King's Evangelical Divinity School

4 July 2013

Anglican Friends of Israel review my book

Having watched Calvin Smith debate so effectively on TV with fierce opponent of Christian Zionism, Stephen Sizer, a couple of years ago, I awaited this series of essays ‘The Jews, Modern Israel and the new Supercessionism’ with some impatience.

That the essays would be scholarly was beyond doubt. But Smith wants more than that. His aim is to give ‘everyday Christians’ a toolbox of ‘resources to draw upon’ as they debate issues around the topic of the relationship that Christians should have with the modern State of Israel. Smith is driven, he writes, by ‘an urgent desire to respond to growing anti-Israel sentiment and Christian anti-Zionism among some Evangelicals.’
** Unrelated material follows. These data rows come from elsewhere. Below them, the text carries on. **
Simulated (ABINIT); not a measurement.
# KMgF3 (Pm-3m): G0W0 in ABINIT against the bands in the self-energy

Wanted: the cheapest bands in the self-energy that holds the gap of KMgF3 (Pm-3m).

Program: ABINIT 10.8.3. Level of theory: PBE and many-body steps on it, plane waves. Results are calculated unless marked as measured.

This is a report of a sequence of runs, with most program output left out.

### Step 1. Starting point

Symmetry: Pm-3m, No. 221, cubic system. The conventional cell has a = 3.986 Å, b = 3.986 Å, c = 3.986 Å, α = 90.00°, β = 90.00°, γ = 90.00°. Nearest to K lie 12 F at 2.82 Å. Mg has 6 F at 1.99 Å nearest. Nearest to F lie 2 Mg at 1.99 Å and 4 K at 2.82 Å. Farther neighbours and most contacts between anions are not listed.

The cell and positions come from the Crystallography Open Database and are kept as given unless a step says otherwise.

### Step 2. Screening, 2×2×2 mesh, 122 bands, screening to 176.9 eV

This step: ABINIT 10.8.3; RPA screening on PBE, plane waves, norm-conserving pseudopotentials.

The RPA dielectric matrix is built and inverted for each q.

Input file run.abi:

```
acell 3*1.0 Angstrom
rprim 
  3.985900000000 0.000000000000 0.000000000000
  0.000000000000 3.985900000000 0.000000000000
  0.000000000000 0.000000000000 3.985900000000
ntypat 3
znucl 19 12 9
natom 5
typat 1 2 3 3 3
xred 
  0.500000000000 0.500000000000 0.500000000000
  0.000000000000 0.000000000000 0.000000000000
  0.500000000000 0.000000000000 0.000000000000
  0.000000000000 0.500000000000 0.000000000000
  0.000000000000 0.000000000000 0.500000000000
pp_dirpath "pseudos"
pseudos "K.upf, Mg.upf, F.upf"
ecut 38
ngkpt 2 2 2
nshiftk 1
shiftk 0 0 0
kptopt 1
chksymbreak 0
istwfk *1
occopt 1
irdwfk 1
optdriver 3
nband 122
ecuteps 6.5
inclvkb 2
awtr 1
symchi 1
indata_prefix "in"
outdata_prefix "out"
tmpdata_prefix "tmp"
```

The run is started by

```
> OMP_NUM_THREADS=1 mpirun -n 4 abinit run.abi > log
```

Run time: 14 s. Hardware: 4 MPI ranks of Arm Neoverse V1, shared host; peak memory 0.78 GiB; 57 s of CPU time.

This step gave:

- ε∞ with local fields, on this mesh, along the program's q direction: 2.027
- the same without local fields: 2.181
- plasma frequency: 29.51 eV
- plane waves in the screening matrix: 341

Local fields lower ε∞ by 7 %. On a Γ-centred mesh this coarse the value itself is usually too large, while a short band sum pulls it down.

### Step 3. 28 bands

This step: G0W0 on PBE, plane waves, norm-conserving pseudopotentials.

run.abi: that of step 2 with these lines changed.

With his choice of essayists Smith certainly succeeds in ‘challenging disingenuous efforts by … supercessionist commentators aimed at portraying all (Zionist) Christians …….. as a somehow narrow, peripheral and fanatical segment of the church.’ Written by such varied authors as Calvinist Stephen Vantassel and Charismatic Steve Malz, the range of Zionist Christians can scarcely be described as narrow.

There’s a useful arrangement of material too, as readers can see the roots of supersessionism in Plato and his Christian admirers through to New Testament writers and the Early Church rejection of its Jewish roots, culminating with the baleful effects of Supersessionism from 19th Century until today. Any reader would find valuable information in these essays, depending on the questions they are asking or being required to answer...

Read the rest of Fran Waddams' review over at Anglican Friends of Israel.

2 comments:

Amanda Brown said...

I too recently watched the debate between Dr Calvin Smith and Dr Stephen Sizer on whether or not the church has replaced Israel (Revelation TV, YouTube 2012). Praise God for Dr Calvin Smith as a Watchman on the walls of the literal Jerusalem. Dr Sizer seemed to argue that inheritance of the Land of Israel for the Jews was always conditional upon their faithfulness to God and that the behaviour of the Jews currently in the modern state of Israel would evoke, if anything, an imminent exile from the Land, rather than its restoration. Dr Sizer correlated his theory with the fact that, as individuals, scripture is clear that we enter the Kingdom of God on an individual basis only and not as a nation en mass. In response to this, I would like to offer that the definition of the New Covenant in Jeremiah 31:31ff is specifically with Israel and Judah and that, in contrast to the previous conditional Mosaic covenant (which left Israel bereft of the Land), God implies that his new (or 'renewed') covenant with Israel and Judah will this time be unconditional wherein it promises: a) the secure restoration of Israel and Judah to their Land as a nation and b) the spiritual salvation of Israel through their own Messiah. The new covenant is unconditional in that, despite Israel's current national state of unbelief and unfaithfulness, God will nevertheless personally facilitate their spiritual salvation as a whole nation, by removing ungodliness from Jacob wherein all Israel will be saved (Rom 11:26-27, Isa 59:20, Zech 12:10-13:1). Zechariah 12:10ff would seem to describe how God finally accomplishes this on a national level. What seemed to elude Dr Sizer was that this national salvific restoration of Israel will, of necessity, simultaneously occur on an individual level. In a lateral context, Zechariah 12:10ff is a picture not dissimilar to the Welsh revivals, which involved large groups of people being convicted by the Holy Spirit on an individual basis. I look forward to reading Dr Calvin Smith's new book!

Calvin L. Smith said...

Amanda, many thanks for your comments and kind words. I hope you enjoy the book.